As it turns out, I have an instinctive reaction to witnessing a squadron of F/A-18 Hornets soundtracked to wicked house music. And that reaction, friends, was to yell "YEAAAAH!" and throw a clenched fist triumphantly to the heavens. I've never seen Top Gun, but that HAS to be something Tom Cruise would do, right?
Now, to any non-insane person who may have happened upon our parking lot at that moment, what they clearly witnessed was a sad fat man having a spontaneous midlife crisis. But to me, I was living the dream -- well, until I sheepishly realized how ridiculous I must have looked before quickly returning my arm to a normal and decidedly less triumphant position, turning down the volume on my stereo, and self-consciously driving away.
But let's be honest, the Blue Angels are rad. As far as I'm concerned, they can headline the air show EVERY year. I've witnessed them a handful of times, and they never fail to amaze. These are military folk who have crossed the line from heroes to death-defying lunatics, and I love 'em for it. No words can properly express the respect I have for the speed, precision, and technical might of those magnificent men & women and their flying machines.

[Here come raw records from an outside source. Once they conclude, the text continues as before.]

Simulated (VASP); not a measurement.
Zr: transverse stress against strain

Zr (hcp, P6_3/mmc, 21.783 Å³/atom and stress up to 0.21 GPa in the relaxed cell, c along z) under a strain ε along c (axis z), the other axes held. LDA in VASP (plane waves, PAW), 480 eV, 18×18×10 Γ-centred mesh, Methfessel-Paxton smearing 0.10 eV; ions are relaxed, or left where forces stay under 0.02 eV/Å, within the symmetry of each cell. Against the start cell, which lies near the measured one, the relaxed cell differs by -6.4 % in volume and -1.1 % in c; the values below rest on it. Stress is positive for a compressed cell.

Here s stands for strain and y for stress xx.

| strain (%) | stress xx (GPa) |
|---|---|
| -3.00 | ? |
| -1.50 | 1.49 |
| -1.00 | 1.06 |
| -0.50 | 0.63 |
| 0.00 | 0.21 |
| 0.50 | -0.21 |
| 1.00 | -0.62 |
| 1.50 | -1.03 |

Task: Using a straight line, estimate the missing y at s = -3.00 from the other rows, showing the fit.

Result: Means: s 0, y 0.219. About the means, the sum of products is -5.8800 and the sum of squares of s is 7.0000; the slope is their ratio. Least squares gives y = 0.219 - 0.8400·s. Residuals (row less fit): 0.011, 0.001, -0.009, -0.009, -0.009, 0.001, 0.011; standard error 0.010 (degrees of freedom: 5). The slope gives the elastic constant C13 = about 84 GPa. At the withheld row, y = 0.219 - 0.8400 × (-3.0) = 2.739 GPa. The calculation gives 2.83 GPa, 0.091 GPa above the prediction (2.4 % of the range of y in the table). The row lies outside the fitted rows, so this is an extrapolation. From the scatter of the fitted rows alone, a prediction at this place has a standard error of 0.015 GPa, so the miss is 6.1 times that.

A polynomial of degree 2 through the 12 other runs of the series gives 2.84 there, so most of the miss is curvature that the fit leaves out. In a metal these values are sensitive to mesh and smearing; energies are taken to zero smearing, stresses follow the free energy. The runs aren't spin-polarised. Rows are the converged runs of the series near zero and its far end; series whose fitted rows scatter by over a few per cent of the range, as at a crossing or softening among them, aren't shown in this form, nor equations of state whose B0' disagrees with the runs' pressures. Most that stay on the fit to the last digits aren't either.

There's nothing like witnessing aeronautics in motion -- provided I'm safely on terra firma. Flying is not for me. I lose my stomach when I reach the second rung of a ladder, let alone pulling 5.2 G's in a vertical ascent to 8000 feet. Occasionally the Angels invite local journalists up for an aerial cruise. Not that they'd ever turn to the dude who writes about cats and bad TV, but trust me when I say they can spare the call. I guarantee I'd be the first ridealong to use the barf bag before the plane even fires up.
I am, however, a fan of watching others defy gravity. Youtube offers a surplus of amazing flight videos, from the Blue Angels to beyond. One of my favorites is a guy named Tucker Gott who fills his Youtube channel with paramotoring videos. That's the hobby and/or suicidal deathwish where you put on a parachute, strap a gas-powered fan to your back, and literally wing it. His selfie videos, where he's basically open-air cruising at 8000 feet in a wind-fueled lawn chair, are unreal. Except they ARE real, which is even more unreal.
In this world, there are some who slip the surly bonds of Earth and forge a new path through the heavens -- and there are others who yell "YEAAAAH!" and fist-pump like no one else is watching. I'm pretty sure I know which camp I fall in. Thanks for a great air show, Blue Angels. You're welcome back anytime I need a Top Gun moment. Now, if you'll excuse me, I have a huge stack of Tom Cruise movies to not watch.
Monday, July 01, 2019
COLUMN: Dear Uncle "Jack"
Dear Uncle "Jack,"
We need to talk.
You've been my uncle for most of the years I've been alive, and for that I'm grateful. You've always treated me with kindness and a smile, and I love spending time with you guys when you come to town. You're a great uncle and I'm proud to say we're family.
But I'm a little less proud to have you as a Facebook friend.
I realized long ago that we're NEVER going to agree on politics. Every time I log onto social media, I brace for whatever offensive memes, cartoons, and manifestos you decide to share with the world. Your goal is to provoke, and you do a pretty good job. I've come to learn that the best course of action is usually to bite my tongue and resist the urge to return fire. Whenever someone disagrees with you, it just fans the flame and inspires more eye-rolling content.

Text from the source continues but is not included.